It is unlikely that John will ever have a meaningful job or raise a family. Being on the registry will forever affect his ability to live a productive and fulfilling life.

Colin has a similar story. As an 18-year-old senior in high school, Colin had a sexual encounter with an underage teenage girl whom he met online. She invited him over for a rendezvous at her house and sent him videos and naked pictures of herself as enticement. The teenagers kissed, hugged, and got naked together when the girl’s father discovered them.

After hearing the story from the police officer, Colin’s parents were somewhat surprised at the fuss, “considering the two kids mutually consented, no sex occurred, and that they both seemed to have a role in this encounter. Frankly, we first thought this was a matter that could have been resolved with two sets of parents talking to each other. … We had no idea how much trouble our son was in. We were just about to be sucked into a vortex.”

Colin lost his job, his friends, and his church community, and nearly lost his scholarship because of the stigma associated with sexual offenses. He suffered from deep depression and anxiety. He was sentenced to 20 years on probation under the extremely oppressive sexual offense terms.

How did we get here?

The laws that regulate people who have committed sexual offenses came about after three high-profile cases involving children who were tragically kidnapped, raped and murdered. Because of these heinous origins, people assume that all those on the registry have committed similar crimes and are sexually violent predators. This is not true. Because of the wide net cast by our sexual offense laws, many are caught up who pose no danger.
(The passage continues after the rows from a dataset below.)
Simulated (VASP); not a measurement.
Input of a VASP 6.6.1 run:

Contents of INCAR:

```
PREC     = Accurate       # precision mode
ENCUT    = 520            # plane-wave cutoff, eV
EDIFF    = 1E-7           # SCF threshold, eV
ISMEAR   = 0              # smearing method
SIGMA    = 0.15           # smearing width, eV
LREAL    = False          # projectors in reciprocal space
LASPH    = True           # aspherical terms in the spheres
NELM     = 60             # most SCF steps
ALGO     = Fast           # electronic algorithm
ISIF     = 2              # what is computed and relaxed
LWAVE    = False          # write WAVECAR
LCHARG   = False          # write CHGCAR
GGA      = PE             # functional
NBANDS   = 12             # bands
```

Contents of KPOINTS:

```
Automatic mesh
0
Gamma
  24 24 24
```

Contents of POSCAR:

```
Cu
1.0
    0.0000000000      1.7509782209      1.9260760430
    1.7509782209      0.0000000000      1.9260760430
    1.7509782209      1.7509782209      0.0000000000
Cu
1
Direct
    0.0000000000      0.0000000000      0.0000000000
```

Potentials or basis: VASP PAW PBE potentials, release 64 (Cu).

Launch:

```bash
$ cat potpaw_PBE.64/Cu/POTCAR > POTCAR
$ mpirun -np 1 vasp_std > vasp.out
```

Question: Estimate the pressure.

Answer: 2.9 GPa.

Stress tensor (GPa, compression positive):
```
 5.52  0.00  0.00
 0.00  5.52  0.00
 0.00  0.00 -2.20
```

Studies show that your child is more likely to be placed on the sexual offense registry than to be harmed by someone on it. The graph below shows the highest rate of offenders committing sexual assault are 14-year-olds. One third of all sex crimes against a minor are committed by another minor, and 23% of those prosecuted for a contact sexual offense are juveniles themselves. Most of these children are simply participating in age-appropriate, consensual sexual exploration.

Bureau of Justice Statistics – Victim, Perpetrator, and Incident Characteristics of Sexual Victimization of Youth in Juvenile Facilities, 2018 – Statistical Tables

One justification for these laws is the belief that those who commit sexual harm cannot be rehabilitated. But study after study confirms the opposite is true. The recidivism rate for those who have committed sexual offenses is in the single digits, lower than for any other class of crime except murder.

In his paper, “Frightening and High”: The Supreme Court’s Crucial Mistake About Sex Crime Statistics, Professor Ira Ellman demonstrates how these recidivism claims are unfounded, based solely on pop-culture references and political speeches.

We now have more than 30 years of evidence showing that only 3.5% of those convicted of sexual offenses are reconvicted of another sexual offense within three years. That’s compared to a 40%-70% rate for other crimes, making those who have committed sexual offenses the least likely to commit another sexual offense.

Patty Wetterling, whose son Jacob was kidnapped and brutally murdered, and who fought for a national registry, has now acknowledged that such registries do not work.

First, in most states “sex offender” covers anyone, including juveniles, convicted of any sexual offense, including consensual teenage sex, public urination, and other non-violent crimes. Second, Jacob was the exception, not the rule: more than 90 percent of sexual violence is committed by someone the child knows. And third, most shocking to me, sex offenders are less likely to re-offend than commonly thought. A Department of Justice study suggested ex-offenders have a recidivism rate of 3 percent to 5 percent within the first three years after release.

The hidden danger in basing our public policies on these fear-based myths is that it harms us all. The social isolation of a life on the registry can actually increase recidivism. And, since 90% of victims knew their offender before the crime, draconian policies can make victims less likely to report sexual offenses.

As Judith Levine and Erica R. Meiners point out in The Feminist and the Sex Offender, “The sex offense legal regime does no good and much harm. It displaces real child protection with a false sense of security at the same time as it incites terror to justify itself…. It exiles a permanent class of sexual pariah—now nearly a million—from the rights of residency, citizenship, and humanity itself.”

The stories of John and Colin are just two examples of the over 14,000 people living on the sexual offense registry in Arizona. All these men and women have paid their debt to society, yet they are branded for life out of misplaced fear.

This legislative session several bills will make our sexual offense laws in Arizona even more onerous. Meanwhile, the American Law Institute, academic research, behavioral health professionals, social workers, children’s advocates, and others are asking to scale back these draconian laws that harm children and separate families.

Arizonans for Rational Sex Offense Laws believes that if we want safer communities, it’s time for a new direction in sexual offense policy.  Write to your legislators and urge them to vote no on fear-based measures with no basis in evidence.